I think I got into blogging about two years ago. But I've been bitching about my life for a lot longer than that. I was pushed into blogging by friends. Friends who, I can only surmise, were anxious for me to stop laying all my shit at their front doors.
It seemed innocuous enough. Blogging. It seemed like a nice place to work out frustration... to work out my neuroses and also my technical insufficiencies.
But my writing never flourished as I had imagined it would. The internets is a fickle bitch. She takes your hard work and makes you sit there as you realize that your pie in the sky aspirations are just that. There is nothing special about any of us. The only special thing about anyone on the internet is some of them have an innate ability to sell themselves. They are born to braggadoche (not a word. but it was euphonious and i went with it.). They are master manipulators. That is all this world has come down to: Salesmanship.
Who can put themselves into the prettiest package?
Did I display enough internal conflict externally today? Or do I have to tell them about the time I almost got into a three way with my cousin?

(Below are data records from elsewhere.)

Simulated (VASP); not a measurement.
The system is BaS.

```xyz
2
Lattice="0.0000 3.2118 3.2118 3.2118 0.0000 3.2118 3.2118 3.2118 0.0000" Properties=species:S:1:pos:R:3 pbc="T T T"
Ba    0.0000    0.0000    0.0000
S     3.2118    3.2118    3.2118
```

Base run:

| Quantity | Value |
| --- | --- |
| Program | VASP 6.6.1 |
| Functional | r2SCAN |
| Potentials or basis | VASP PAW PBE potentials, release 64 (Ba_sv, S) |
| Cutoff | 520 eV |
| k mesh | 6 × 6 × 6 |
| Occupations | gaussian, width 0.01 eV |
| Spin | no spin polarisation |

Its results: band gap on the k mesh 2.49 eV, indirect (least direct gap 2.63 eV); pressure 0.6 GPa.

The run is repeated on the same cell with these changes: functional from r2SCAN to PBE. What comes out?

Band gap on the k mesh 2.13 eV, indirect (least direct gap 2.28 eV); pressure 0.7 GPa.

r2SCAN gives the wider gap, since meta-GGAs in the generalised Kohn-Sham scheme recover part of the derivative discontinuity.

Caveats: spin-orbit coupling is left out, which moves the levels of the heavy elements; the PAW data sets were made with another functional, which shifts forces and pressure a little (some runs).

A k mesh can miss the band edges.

Do I have to bare my soul, only to have "RipperChazzz31" comment that I'm a "... pussy who should crawl out youre[sic] mommas[sic] ass and visit the real world."?
Would that real world include you? Because honestly, I'm good.
There is no real world anymore. Real is imaginary. We create these sprawling, detailed, fictional accounts of our lives, so intricate, Dickens himself would applaud with jealously. We co-opt our imagination and make it our reality. Who knows whether or not its true... that doesn't matter. What matters is how many hits your site got today.
Man it sucks when that hit counter just doesn't move. When the only people who visit your site are the occasional wrong click, or the not so occasional hit from a masturbating cyber nerd who happens upon your post from two years ago about how hot the chicks from Battlestar Galactica are. Seriously. I have your IP address, Emir of Bhutan.
So to get your blog out there, you visit other people's blogs and are forced to leave comments and shamelessly pimp you blog without looking like you're shamelessly pimping your blog. It takes a special kind of deceitfulness to be able to do this and be undetected.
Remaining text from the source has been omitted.